ITALIC: An ITALian Intent Classification Dataset

This repository contains the code and the dataset for the paper ITALIC: An ITALian Intent Classification Dataset.

ITALIC is a new intent classification dataset for the Italian language, which is the first of its kind. It includes spoken and written utterances and is annotated with 60 intents. The dataset is available on the Hugging Face Hub.

Data collection

The data collection follows the MASSIVE NLU dataset which contains an annotated textual dataset for 60 intents. The data collection process is described in the paper Massive Natural Language Understanding.

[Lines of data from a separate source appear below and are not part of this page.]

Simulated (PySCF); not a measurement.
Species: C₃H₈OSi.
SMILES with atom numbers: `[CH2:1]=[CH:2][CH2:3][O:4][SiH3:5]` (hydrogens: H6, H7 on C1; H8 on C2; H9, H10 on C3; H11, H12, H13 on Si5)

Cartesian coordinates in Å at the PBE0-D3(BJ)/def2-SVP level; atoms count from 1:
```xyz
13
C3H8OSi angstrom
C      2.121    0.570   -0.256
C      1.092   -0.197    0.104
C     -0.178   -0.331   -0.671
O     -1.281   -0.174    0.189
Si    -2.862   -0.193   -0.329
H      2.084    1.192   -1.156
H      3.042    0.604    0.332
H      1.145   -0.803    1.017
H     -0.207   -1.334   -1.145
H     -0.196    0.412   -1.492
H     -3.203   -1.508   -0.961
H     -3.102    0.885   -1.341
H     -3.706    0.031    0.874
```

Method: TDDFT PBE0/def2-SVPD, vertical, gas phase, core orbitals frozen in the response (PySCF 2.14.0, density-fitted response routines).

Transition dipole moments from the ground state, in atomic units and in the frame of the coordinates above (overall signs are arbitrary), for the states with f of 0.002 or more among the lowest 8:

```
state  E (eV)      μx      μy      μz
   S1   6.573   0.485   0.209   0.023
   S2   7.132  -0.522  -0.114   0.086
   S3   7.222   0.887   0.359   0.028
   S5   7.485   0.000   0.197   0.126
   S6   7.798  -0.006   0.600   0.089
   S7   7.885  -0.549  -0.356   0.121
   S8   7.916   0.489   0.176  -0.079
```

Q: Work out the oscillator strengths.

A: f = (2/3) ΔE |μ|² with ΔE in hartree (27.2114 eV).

Following the MASSIVE NLU dataset, a pool of 70+ volunteers has been recruited to annotate the dataset. The volunteers were asked to record their voice while reading the utterances (the original text is available on MASSIVE dataset). Together with the audio, the volunteers were asked to provide a self-annotated description of the recording conditions (e.g., background noise, recording device). The audio recordings have also been validated and, in case of errors, re-recorded by the volunteers.

All the audio recordings included in the dataset have received a validation from at least two volunteers. All the audio recordings have been validated by native italian speakers (self-annotated).

Dataset

The dataset is available on the Hugging Face Hub. It is composed of 3 different splits:

easy: all the utterances are randomly shuffled and divided into 3 splits (train, validation, test).
speaker: the utterances are divided into 3 splits (train, validation, test) based on the speaker. Each split only contains utterances from a pool of speakers that do not overlap with the other splits.
noisy: the utterances are divided into 3 splits (train, validation, test) based on the recording conditions. The test split only contains utterances with the highest level of noise.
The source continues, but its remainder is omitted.